*Open Islamicate Texts Initiative Arabic-script OCR Catalyst Project* (*OpenITI AOCP*) Phase Two

Open Islamicate Texts Initiative Arabic-script OCR Catalyst Project (OpenITI AOCP) Phase Two

Funded through two grants from The Andrew W. Mellon Foundation, Phase One of the Open Islamicate Texts Initiative Arabic-script OCR Catalyst Project (OpenITI AOCP) was the first undertaking of its kind to tackle the technical and organizational barriers that historically have stymied the development of Arabic-script OCR and digital text production for Islamicate Studies.

For full detail on the first phase of OpenITI AOCP, please see this article.

Phase II of OpenITI AOCP brings together a highly interdisciplinary team of experts in Islamicate studies, digital humanities, and computer science to build textual resources for the digital study of the Islamicate world and transform open-source optical character (OCR)/handwritten textual recognition (HTR) technology for all languages. This project is led by investigators from the Roshan Institute for Persian Studies and Maryland Institute for Technology in the Humanities at the University of Maryland; Northeastern University’s (NU) NULab for Texts, Maps, and Networks; University of California, San Diego; and the Centre for Digital Humanities at the Aga Khan University’s Institute for the Study of Muslim Civilisations (London).

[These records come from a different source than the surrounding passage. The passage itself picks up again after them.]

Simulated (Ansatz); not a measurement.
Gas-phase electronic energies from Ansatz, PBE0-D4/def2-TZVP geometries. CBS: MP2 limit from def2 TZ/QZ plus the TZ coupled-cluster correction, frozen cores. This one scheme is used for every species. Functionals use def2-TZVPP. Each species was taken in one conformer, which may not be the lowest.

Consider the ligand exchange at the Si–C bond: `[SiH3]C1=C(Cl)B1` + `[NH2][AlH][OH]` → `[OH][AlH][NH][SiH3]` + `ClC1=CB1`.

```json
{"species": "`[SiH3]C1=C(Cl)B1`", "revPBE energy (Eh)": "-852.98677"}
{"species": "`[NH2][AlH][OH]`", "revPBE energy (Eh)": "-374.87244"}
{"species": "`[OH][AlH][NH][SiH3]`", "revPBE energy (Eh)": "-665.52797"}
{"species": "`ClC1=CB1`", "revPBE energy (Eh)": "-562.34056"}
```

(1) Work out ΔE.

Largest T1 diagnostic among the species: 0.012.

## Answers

OpenITI AOCP Phase II will build on the considerable successes of the Phase I project in piloting corpus production for Persian and Arabic and advancing OCR character accuracy rates (CARs) on the most common typefaces in Persian and Arabic print history. In Phase II, the OpenITI AOCP team will dramatically expand the size of OpenITI’s Persian and Arabic corpus through large-scale OCR work in Persian and Arabic; extend the linguistic capabilities of OpenITI’s OCR tools into Ottoman Turkish and Urdu; transform its open-source optical character recognition (OCR)/handwritten text recognition (HTR) pipeline by incorporating newly developed unsupervised machine learning tools into its workflow (including into its user-friendly interface, eScriptorium); build individual scholarly and institutional Islamicate manuscript HTR workflows; and convene an experts workshop to critically assess the ethical and technological issues for next-generation digital text dissemination.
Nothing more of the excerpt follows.